US oil demand and import sources: Key factors affecting the future
With high oil prices and the economic recession, both US and global oil demand declined in 2008. In the United
States, domestic crude oil production, refinery outputs, finished product net imports, and crude oil imports all
declined from prior year levels.
Historically, US petroleum demand peaked in 2005 at 20.8 mm bpd, remained relatively flat in 2006-07, and then
dropped to 19.4 mm bpd in 2008. As a general rule, US petroleum product demand tends to be met first by domestic
refinery output, with finished product imports satisfying the remainder. (This is something of an oversimplification;
sometimes nearer and cheaper product imports from Canada, Mexico, the Caribbean, or even Europe displace US refinery
production.)
US refinery inputs, in turn, tend to be satisfied by domestic crude oil production first, and imports second.
Consequently, we tend to think of the requirement for crude oil imports to the United States as largely the remainder
of US refinery crude oil requirements less domestic crude production. Any crude oil imports over or under this level
tend to make crude oil inventories (stocks) rise or fall.
In 2008, US crude oil refinery inputs dropped by 511,000 bpd, and domestic crude oil production decreased by 109,000
bpd, leaving a decrease in the "need" for crude oil imports of 402,000 bpd. However, crude oil imports fell by only
275,000 bpd, and crude oil stocks grew. (Crude oil exports are negligible.)
The sources of crude oil
About half of US supply has been coming from the Western Hemisphere (Canada, Mexico and South America combined).

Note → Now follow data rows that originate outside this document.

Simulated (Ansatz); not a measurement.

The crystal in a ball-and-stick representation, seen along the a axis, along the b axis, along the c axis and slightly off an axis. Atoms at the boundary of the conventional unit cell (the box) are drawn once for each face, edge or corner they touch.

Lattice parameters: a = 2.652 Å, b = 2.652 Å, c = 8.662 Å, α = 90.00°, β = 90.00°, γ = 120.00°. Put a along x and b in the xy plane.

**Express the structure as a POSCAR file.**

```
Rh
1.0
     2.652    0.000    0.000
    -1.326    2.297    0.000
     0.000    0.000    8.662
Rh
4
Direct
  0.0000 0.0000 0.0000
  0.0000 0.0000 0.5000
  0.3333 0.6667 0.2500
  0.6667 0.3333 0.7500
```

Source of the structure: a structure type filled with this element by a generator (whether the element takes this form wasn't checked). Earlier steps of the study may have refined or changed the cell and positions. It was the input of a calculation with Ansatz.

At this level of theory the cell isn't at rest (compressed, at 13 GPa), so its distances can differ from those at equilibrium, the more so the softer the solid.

Canada has generally been a growing source of US imports since the early 1980's, and in 2008 represented about 40 %
of Western Hemisphere supply. At the same time, imports from Mexico and Venezuela, which averaged about 57 % share of
Western Hemisphere crude supply from 2000-2005 to the US, have been declining. In 2008, these two countries were down
to about 46 % of Western Hemisphere supply.
Brazilian supplies have increased and are expected to continue to increase in the future, but represented less than 5
% of Western Hemisphere crude oil imports to the US in 2008. Outside the Western Hemisphere, supplies from Europe
have declined with North Sea production, while supplies from Africa (e.g., Algeria and Angola) have grown. The Middle
East remains a major source of supply to the US, providing over 24 % of our crude imports in 2008.
Turning to 2009, crude oil imports continued to decline during the first quarter 2009, dropping 235,000 bpd from
first quarter 2008. One significant change from the longer term trend has been a decline in crude oil imports sourced
from the Middle East, mainly reflecting a decline in imports from Saudi Arabia and Iraq. US crude imports from Saudi
Arabia dropped to 944,000 bpd in March 2009, their lowest level since November 1988.
Declines in African imports also stand out. Most of the first quarter decline in imports from Africa stemmed from the
loss of supplies from Nigeria, which dropped almost 500,000 bpd as political unrest continued to interrupt production
in that country. Increases from Angola and other African countries helped to counter some of that loss. Total US
crude imports from members of the Organization of the Petroleum Exporting Countries (OPEC) fell below 5 mm bpd in
both February and March, the first two consecutive months below that level since 2006.
Historically, economic recovery has led to a rebound in demand for oil. As the US comes out of its current economic
downturn, the level of crude oil imports will depend on several key factors.
First, US crude oil production is expected to increase, mainly due to the start of operations at several major
platforms in the deepwater Gulf of Mexico.
Second, at least a modest portion of any demand growth will be served by biofuels given the steadily increasing
mandate for their use required by the updated renewable fuel standard established by the Energy Independence and
Security Act of 2007.
Third, demand growthresulting from an improved economy will to some extent be offset by requirements for increased
fuel efficiency of new vehicles, an effect that will tend to increase over time as the existing vehicle fleet turns
over.
Our future crude oil import sources will depend on production trends in the different regions, as well as the mix of
oil products demanded by US consumers, which affects the attractiveness of different crude streams to US refiners.
With respect to production trends, it is clear that OPEC members in the Middle East, who have absorbed the bulk of
production cuts made in the present global economic downturn and are also adding to their production capacity, are
well-situated to supply a major portion of the oil that would be required to meet growing global oil demand as the
world economy recovers.
Over the longer term, decisions made regarding the pace of development in the Canadian oil sands and Brazil's major
offshore resources will also have important implications for the sourcing of US crude oil imports.